Maryland Gov. Martin O’Malley gave Obama a thumbs-up on Thursday for pursuing an end to tax breaks for the nation’s wealthiest residents.
“A return to the Clinton-era tax rates for millionaires and billionaires is a fiscally responsible and necessary step to help put our country on solid footing for recovery,” O’Malley said following Obama’s press conference on Wednesday. “I commend President Obama for his leadership on this matter. What we need right now is to remain laser focused on creating jobs, not on protecting special interest tax breaks for the wealthiest 3 percent of Americans.”
O’Malley’s interest in the matter is not surprising — not only because he’s trying to build up a national profile, with increasing visits to Washington and particularly to the White House — but also because he has has some experience taxing his own wealthy residents.
In 2008, Maryland implemented a so-called “millionaire’s tax” that increased state taxes on residents earning more than $1 million by roughly 14 percent — from 5.5 percent of residents’ income to 6.25 percent.

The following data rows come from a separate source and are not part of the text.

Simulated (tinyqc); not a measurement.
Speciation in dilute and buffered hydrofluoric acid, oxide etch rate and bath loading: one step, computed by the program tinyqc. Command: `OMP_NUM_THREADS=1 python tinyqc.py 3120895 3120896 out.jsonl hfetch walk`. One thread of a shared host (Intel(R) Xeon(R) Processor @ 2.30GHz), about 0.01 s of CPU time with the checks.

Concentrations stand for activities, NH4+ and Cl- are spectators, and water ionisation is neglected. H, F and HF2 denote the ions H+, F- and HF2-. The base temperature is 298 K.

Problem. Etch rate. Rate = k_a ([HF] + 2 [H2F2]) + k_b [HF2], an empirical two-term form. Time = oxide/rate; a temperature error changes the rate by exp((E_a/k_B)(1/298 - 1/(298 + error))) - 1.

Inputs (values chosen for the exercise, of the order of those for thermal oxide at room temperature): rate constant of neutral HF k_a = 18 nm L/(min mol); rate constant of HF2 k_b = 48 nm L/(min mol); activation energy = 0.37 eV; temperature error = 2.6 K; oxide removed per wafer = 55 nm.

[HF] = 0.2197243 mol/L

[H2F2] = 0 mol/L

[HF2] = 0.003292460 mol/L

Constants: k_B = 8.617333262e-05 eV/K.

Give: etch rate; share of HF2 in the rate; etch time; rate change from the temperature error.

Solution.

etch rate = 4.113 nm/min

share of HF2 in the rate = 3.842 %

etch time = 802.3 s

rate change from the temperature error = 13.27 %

The effect of the tax received mixed reviews: The following year, the number of “millionaires” — or people earning more than $1 million — filing tax returns in the state dropped precipitously, signaling that the state’s wealthiest residents were fleeing Maryland. O’Malley argued that the decline in millionaires’ tax filings was an effect of the recession, not the higher tax, and that the state needed the revenues to close a $1.7 billion budget gap.
Either way, the state legislature opted out of extending the tax after it expired in January 2011, even though Maryland was facing a $1.6 billion budget gap this year.